The first rule in ML model deployment (or any software/algorithm development AFAIK) is, don’t reinvent the wheel. Hence, I decided to test my skills with a project that I found the most attracted to (in the wonderful balenaCloud): Sound Analysis using AI. The project uses single-board computers like Raspberry Pi, a microphone, and an optional Google Coral TPU to classify common urban noise categories that are encountered in a city: ranging from children playing to gunshot (ahem.. USA.. ahem). The ML model used in this project was trained on the UrbanSound8k dataset from Urban Sound Datasets, hence the different sound categories come from this set.
One could always deploy balena’s model using balena cloud with a single click. However, there is no fun or challenge in doing that. Therefore, inspired from the project, I decided to implement an ML pipeline from the start to finish that achieves urban noise sound classification. The goal of this project was not to obtain the perfect urban noise sound classification, but to study the different steps involved in the process and see the classification in action- real-time. I broke down the different steps in this process to the list below:
1. Train an ML model on a standard dataset.
2. Compile the trained model to run on a device like Raspberry Pi.
3. Record audio using Raspberry Pi in real-time and classify them using the above model.
4. Visualize the classification results real-time (remotely).
The scripts used in the entire project can be found here: https://github.com/mabhijithn/urbannoise-edgeai.
There are plenty of ML models out there which has been built for the Urban Sound dataset, with >200 papers since 2020 alone. However, I went for nothing fancy. I wanted a quick and efficient way to build a model and deploy it on Raspberry Pi. Inspired by (and mostly based on) this excellent Github repo, I began to create a training pipeline for the sound classification model. First, I used the feature extraction method used here, which converts a sound file to a feature vector. This feature vector contains short-time Fourier transform (STFT), Mel-spectrogram, Mel-Frequency Cepstral Coefficients (MFCC), and chroma-STFT components. These are some of the standard frequency (and log frequency) domain audio features widely used in sound classification problems. A fully connected neural network (NN) with two dense layers was built using Tensorflow 2.4 to classify the 10 categories of sound in the UrbanSound8k dataset. Using a normal 70–20–10 train-validation-test split of the data, the model was trained, validated, and tested on the UrbanSound8k dataset and achieved ~90% accuracy. We will save this model and keep it aside for some further processing before deploying. train_nn.py is the script that extracts features from the UrbanSound8K dataset and trains a model using it.
The edge device I will use to run the trained classification model is a Raspberry Pi. I have no intention of training NNs and models on this device and will use the device for only running the NN models. Hence, it makes more sense to just install the TensorFlow Lite runtime package called the tflite_runtime on the Pi. The tflite_runtime package consists of just the interpreter required to run TensorFlow Lite models (Note the Lite in the name. The model that we trained earlier is not a lite model.) How to install tflite_runtime on a pi is described here. As mentioned before, we will now be dealing with TensorFlow lite models to run our sound classification on the pi. These models are built to be small, portable, and executable on embedded and mobile devices. We will convert our saved NN model to a lite model using the TensorFlow Lite converter. This model can now be executed by the tflite_runtime package which is installed on Raspberry Pi.

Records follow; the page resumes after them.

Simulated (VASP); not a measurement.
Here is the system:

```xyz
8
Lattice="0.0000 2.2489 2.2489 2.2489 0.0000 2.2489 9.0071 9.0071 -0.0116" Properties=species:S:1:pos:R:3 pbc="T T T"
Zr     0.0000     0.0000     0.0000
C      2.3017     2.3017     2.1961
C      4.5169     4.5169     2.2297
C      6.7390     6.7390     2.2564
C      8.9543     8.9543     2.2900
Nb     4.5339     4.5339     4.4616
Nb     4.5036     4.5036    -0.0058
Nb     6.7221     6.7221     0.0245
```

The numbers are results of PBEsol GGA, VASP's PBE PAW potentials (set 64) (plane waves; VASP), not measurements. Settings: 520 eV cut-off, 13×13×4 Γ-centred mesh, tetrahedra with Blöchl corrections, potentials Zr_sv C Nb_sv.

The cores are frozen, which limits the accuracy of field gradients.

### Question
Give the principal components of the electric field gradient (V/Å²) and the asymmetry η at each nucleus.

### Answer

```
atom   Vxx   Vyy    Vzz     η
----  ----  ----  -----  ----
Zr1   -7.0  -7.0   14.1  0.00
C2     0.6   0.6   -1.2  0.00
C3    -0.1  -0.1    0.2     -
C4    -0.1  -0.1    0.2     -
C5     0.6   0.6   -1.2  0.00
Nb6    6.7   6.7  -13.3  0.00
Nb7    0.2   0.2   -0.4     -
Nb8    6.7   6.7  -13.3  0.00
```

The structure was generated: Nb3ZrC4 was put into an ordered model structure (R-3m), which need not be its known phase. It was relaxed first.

Recording Audio on Raspberry Pi
We have now trained our NN model to classify sounds to one of the 10 categories from the UrbanSound8k dataset. Now, we need to provide this model with sounds so that it can classify them in real-time. This requires recording audio on the Raspberry Pi. I connected a USB microphone to my Raspberry Pi (4B with 2GB of RAM) running the latest Raspberry Pi OS and placed it outside my apartment window as shown in the picture below.
I used the
pyaudio python package to continuously record audio along with
audioop package to extract some features from raw audio. The latter is used to compute power in recorded audio, which is used to estimate ambient background urban noise, power in the audio during ‘silent’ periods and also to estimate urban noise power of each of the recordings during the day with respect to ambient noise (in dB). The final computed noise power of each audio recording is compared against a manually set threshold to decide if the recording is indeed an urban noise or not. If the audio recording is deemed to be an urban noise, it is saved as a WAV file for classification. The code can be found in the
sound_record.py script in the Github repository.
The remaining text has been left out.